Last weekend my friends Bill & Nora (95 Magna 750) Tony & Sendy (96 Shadow VT-1100)as well as my wife Jeanie an me Greg (96 Shadow VT-1100). Took a ride starting in Madison Heights Michigan (USA) north to Port Huron across the Blue Water bridge into Canada. From there we rode the cost line of the Detroit river south to Winsor back across the Ambasidor bridge through Detroit and home again.

The trip was only 205 Miles But we saw things and places we would never do or see in a car. There were small one lane pathes only a bike could venture down we had to explore. The trip took 12 Hours. That averages out to about 17.08 Miles Per Hour.

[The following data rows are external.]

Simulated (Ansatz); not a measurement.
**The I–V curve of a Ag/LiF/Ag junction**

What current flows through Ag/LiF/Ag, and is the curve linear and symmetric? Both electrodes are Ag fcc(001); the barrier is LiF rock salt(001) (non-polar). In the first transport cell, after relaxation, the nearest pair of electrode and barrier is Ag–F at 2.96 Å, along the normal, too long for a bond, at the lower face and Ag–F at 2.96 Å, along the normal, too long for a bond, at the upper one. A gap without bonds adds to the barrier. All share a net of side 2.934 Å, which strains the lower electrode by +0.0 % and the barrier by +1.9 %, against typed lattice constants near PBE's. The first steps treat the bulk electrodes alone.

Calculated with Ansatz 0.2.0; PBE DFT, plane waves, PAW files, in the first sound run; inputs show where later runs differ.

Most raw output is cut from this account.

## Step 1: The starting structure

We take a trip like that every weekend through the summer. Some times we go north to Frankenmouth MI. 88 Miles for lunch. Or we go south to Ohio where there is no helmet law, to ride topless (no helmet, that is!). And at least once a year we take a vacation trip (two weeks maybe three) and go south or west, round trip 2 to 3 thousand miles. This year in September we are travelling to Arkansas, Virgina, Kentucky, and Tennessee. When we get back I'll let you know how it was!

By the way Bill & Nora have been riding for 25 Years, Tony & Sendy for 3 there the babys, and the wife and I for 31 years. I planted my behind the first time on a motorcycle when I was 12 years old in 1958 so I've been riding 37 years now, and have only been down twice. Once in my twentys and just three years ago. Both times it was a mechanical problem that caused the mishap. First a flat tire, the secend was a problem with a crack in the farring that droped down and wouldnt allow the forks to turn (1977 GL-1000 Gold Wing after whitch I stripped it down and made a cruser out of it like the Valkyrie). That one got me a broken collar bone and three ribs. Not bad for 37 years. Because thay say there are only two kinds of bikers those that are going down and those that have been.

I put the fatty pipes on the bike and had the carbes tuned too them ( not jetted) and my gas mileage went from 48 mpg. to 55 mpg. plus its really loud. Loud pipes save lives, right?